Well today it starts. The new job finally begins, I'm out of the restaurant. Three years there, 4 years at the last one... The 7 year reign of terror is OVER. And I love my parents, but this is my saving grace so I can finally get away from them a little. It'll be good to have my own space finally, I think it'll actually make me closer to my family.

As far as my life is concerned... I'm still really confused about everything, but I'm starting to see a light at the end of the tunnel.

Now let's not be late to first day of training.



Sunday, February 05, 2006

I don't know if it's ego, or pride, or whatever, but something stands in my way of letting myself accept what it is I really want... Deep down inside, I want someone to care for and about me, and to tell me that I'm great. Someone who will calm me down through all this crap that I get myself overly hyped up about. Not because I need to feel like I'm great... but because I need to feel like I'm worthwhile.

Is it weird to compare yourself to Tinkerbell? No, not saying I'm a fairy. But the idea behind Tink I can almost relate to. I feel like the longer I go without someone who really believes in me, the more I wither up and die. I know it's a weakness, but still... I need someone to clap for me, so to speak. Because I don't know how much I believe in me anymore.

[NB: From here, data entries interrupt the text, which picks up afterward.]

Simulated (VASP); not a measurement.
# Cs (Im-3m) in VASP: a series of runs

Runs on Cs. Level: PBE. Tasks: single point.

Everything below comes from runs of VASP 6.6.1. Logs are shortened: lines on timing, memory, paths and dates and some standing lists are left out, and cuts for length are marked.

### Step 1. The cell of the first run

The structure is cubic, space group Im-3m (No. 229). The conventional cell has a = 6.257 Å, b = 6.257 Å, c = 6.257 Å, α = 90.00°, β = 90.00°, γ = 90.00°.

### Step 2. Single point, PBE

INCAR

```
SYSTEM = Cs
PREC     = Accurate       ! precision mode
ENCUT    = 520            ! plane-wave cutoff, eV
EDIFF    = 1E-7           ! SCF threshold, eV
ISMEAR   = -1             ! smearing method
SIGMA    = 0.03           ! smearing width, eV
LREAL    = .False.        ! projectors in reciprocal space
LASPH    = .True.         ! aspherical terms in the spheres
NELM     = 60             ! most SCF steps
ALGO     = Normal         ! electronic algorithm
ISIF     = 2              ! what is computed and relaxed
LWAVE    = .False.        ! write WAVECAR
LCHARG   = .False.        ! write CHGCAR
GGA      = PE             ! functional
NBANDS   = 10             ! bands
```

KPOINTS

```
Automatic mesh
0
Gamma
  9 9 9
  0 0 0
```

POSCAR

No, by no means is this a pity party, so I didn't get any grab-bags for you, nor do you need to bring presents or even attend for that matter. I just think I need to get this all out on that virtual piece of paper, mostly so that I can get it out somehow. This actually feels like a comfortable place to post again.... too many people were coming for a while. Especially IRL people.

I think I'm afraid to be let myself be loved. And I need that so badly. What kind of fucked up situation is that? Sounds like that Fancy Llama to me.